By Monika Chansoria
February 16, 2014
South Asia's nuclear dimension tends to keep the subcontinent on a perennial simmer calling for necessary steps to stabilise nuclear deterrence and minimise existential nuclear dangers. That is why it is so important that the people of South Asia seem to "like" — on Facebook — a new nuclear Confidence Building Measure (CBM). CBMs are clearly necessary to improve strategic stability between New Delhi and Islamabad.
I am part of a group of select strategic experts from India and Pakistan working in our respective individual capacities proposing a specific nuclear CBM exercise between India and Pakistan. The group recommends mutually verified, irreversible and transparent elimination of obsolescent short-range ballistic missiles (SRBMs) from the nuclear arsenals of India and Pakistan under a bilateral agreement on a cooperative basis.
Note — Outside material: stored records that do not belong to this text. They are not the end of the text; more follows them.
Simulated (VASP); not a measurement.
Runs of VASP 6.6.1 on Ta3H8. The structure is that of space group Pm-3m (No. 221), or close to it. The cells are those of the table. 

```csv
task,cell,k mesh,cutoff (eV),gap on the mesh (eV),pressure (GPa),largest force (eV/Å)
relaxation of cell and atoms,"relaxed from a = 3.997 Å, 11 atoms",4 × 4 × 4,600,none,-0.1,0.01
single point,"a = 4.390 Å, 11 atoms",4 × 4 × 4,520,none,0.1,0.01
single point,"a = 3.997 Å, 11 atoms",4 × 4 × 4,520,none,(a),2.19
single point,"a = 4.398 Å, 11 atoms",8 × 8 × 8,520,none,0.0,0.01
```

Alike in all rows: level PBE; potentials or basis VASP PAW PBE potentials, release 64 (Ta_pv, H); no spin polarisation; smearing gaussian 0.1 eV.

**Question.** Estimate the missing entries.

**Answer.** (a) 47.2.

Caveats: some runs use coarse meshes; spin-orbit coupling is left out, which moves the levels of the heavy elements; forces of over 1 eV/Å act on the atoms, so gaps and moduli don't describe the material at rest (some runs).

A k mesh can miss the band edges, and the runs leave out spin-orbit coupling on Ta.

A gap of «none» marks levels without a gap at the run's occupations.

India's Prithvi I and II missiles and Pakistan's HATF I and II missiles, held in the inventory of both sides since many decades are fast approaching obsolescence and will probably be removed from service in the next few years. These systems have outlived their strategic utility for operational and technical reasons and are inherently dangerous and destabilising due to forward deployment. Notwithstanding costs of maintenance, the obsolescent factor also adds to related safety concerns. Moreover, the dangers of miscalculation or unauthorised launch, in addition to better ISR capabilities, allowing both sides to quickly pick up signs of the missiles being prepared, cannot be brushed aside.
With better delivery capabilities becoming available for both India and Pakistan, the utility of SRBMs falls substantially. In the Indian case, there is agreement that the Prithvi missile is excellent for conventional conflict due to its capability to effectively engage value targets deep inside the adversary's territory. However, addressing the issue of declining reliability and replacement with more sophisticated systems also needs to be taken into account. Significance of the Prithvi I as a nuclear-tipped missile has fundamentally been reduced with the induction of Agni I missile ranging 700 km.
The group, of which I am part of, has participated in what could be described as a one-off missile dismantlement mock exercise on full-scale solid and liquid-fuelled missiles, in which the participants went through a phase-by-phase approach beginning with identification of the missiles to be included in the elimination exercise. To help the group get a grasp on the practical and technical feasibility of verification and transparency, measures undertaken included exchanging photographs of the designated missiles, reciprocal on-site inspection visits, negotiations over the use of tools, techniques and procedural detailing for managed access.
Most importantly, all this was done while ensuring that each side secured its sensitive information and the irreversibility aspect of dismantlement was given priority. In fact the very basic foundation or tools for CBMs including communication, constraint, transparency, and verification measures (such as data collection and verifying host compliance) were practically demonstrated by our group.
Perhaps where this group stands out strikingly is the manner in which it has attempted to acquire feedback from generation next by reaching out publicly through social media platforms like YouTube and Facebook — a first for any such exercise till date. A short documentary film spanning six minutes titled, New Missiles CBMs for South Asia, was made when we conducted the dismantlement exercise and has been uploaded on YouTube. In what can be described as very encouraging response, over 337,000 "unique" views of the video have been recorded essentially from South Asia itself since I sent this piece to press. In addition, 40,600 South Asians "liked" the video on Facebook and 17,606 people (essentially all from India or Pakistan) signed on as "fans" of this nuclear CBM process, known as the Colombo Initiative (in that we designed and initiated the process in Colombo way back in 2010).
The removal and ultimate elimination of identified obsolescent SRBMs cited above, from India and Pakistan's nuclear arsenal will, firstly, eliminate disadvantages of SRBMs and secondly, serve as an excellent CBM and as nuclear risk-reduction measure without impinging upon the continuing modernisation of either side's strategic forces. The endeavour of the group is to put forth a small, albeit substantial step, in the direction towards enhancing sustained strategic stability in the subcontinent. What clearly emerges from the response of the social media on this nuclear CBM initiative is that the youth of India and Pakistan are evidently in favour of maintaining peace and stability in the region and efforts such as this nuclear CBM will be remembered as a capstone initiative.